The Semi-Brilliance Of My Life As Liz
LatestMTV’s My Life As Liz follows Liz Lee through her senior year of high school, juxtaposing school scenes with Liz’s acerbic monologues. Any one who has been watching MTV with any regularity knows they have a very loose sense of “reality” – scenes are routinely scripted, re-shot, and edited to create plot arcs.
During the opening episode, we meet Liz heading to burn pictures of her old self (re: her with blonde streaks). Later, Liz is trying to do an edgy video project for a class, when her teacher assigns her to instead shoot a profile on Taylor Terry, the stand in for the “cute, popular hateable” stock character that resides in most teen flicks. Interestingly enough, the pilot episode is eerily reminiscent of “Monster”, an episode from season two of Daria. In “Monster,” Daria is chooses to make a humiliating movie about her shallow sister Quinn (obvious parallel to the Liz-Taylor relationship.) However, in keeping with a hazier sense of good and evil, Daria eventually caves under her conscience and edits the video to show Quinn in a better light. Liz decides to commit grade-book kamikaze and unspools the tape while talking to herself by her pool.
Well – that’s kind of what happened. According to Jon Caramanica, writing for the LA Times, that scene was one of those “through [her] eyes” moments:
[A]t the end of the episode, Liz cracks open a camcorder tape marked “Taylor Terry Profile” and unspools it, laughing.
Liz and Taylor are real people, and Burleson is a real school, in the suburbs of Fort Worth, and yet this moment is pure fancy. There on the Burleson website is the Aug. 29, 2008, edition of “Elk TV,” Burleson’s news broadcast, with Liz’s profile of Taylor intact. You know it’s Liz from the mildly snide voice-over.”I am NOT a fictional character. haha!” Liz recently wrote on Twitter. “What you see on tv, is what you get.”

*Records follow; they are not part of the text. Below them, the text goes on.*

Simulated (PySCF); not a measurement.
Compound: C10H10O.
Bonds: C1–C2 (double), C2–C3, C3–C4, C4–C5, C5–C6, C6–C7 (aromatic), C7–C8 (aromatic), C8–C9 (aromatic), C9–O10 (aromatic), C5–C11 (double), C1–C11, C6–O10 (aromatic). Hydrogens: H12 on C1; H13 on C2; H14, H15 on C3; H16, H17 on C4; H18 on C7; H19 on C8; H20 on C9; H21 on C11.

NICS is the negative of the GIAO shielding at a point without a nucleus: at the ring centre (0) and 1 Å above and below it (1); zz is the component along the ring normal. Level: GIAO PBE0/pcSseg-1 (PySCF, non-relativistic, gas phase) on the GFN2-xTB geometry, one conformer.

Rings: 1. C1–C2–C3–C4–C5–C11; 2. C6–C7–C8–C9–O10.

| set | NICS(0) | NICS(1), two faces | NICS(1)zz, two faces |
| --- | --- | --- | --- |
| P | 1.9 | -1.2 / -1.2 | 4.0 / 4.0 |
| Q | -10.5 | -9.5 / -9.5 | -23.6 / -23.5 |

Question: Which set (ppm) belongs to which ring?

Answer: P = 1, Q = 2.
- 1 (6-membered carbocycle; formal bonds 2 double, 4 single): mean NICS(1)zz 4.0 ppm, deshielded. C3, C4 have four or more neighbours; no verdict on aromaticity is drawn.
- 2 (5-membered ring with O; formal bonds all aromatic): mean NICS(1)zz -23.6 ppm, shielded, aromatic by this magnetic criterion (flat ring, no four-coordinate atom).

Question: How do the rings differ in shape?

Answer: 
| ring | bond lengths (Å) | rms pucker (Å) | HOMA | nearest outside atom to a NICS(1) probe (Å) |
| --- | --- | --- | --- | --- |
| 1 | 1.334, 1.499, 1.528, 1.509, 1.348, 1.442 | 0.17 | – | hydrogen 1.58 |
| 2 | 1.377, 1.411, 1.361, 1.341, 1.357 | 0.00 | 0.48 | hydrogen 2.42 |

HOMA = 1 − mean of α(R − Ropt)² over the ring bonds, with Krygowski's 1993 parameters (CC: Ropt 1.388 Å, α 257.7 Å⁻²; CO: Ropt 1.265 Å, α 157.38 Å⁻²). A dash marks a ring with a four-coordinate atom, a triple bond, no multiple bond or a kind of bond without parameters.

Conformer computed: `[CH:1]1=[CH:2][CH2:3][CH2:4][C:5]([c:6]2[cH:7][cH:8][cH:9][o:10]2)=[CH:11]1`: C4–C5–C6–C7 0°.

Except when you don’t. “My Life as Liz” is quasi-reality — real people, in their real environment, leading lives that are being in some way dramatized. Watch it as fiction, and it’s charming teen comedy. Watch it as reality, and it’s deeply disorienting.
The show reveals its “quasi-reality” angle early on: each episode appears to be plucked from the nostalgia bin of its writers and shot to a predictable and inevitable conclusion. The next episode mashes up all kinds of teen swooning and prom love with a secret admirer sending her Valentine’s carnations. Instantly a red flag goes up – if Liz had been truly an outcast (and not a fallen popular kid, as she reminds the camera often), she would have realized that whole situation smelled like a set-up. More to the point, when Liz arrives at the dance with no secret admirer, she should have been happy there wasn’t a bucket of pig blood waiting.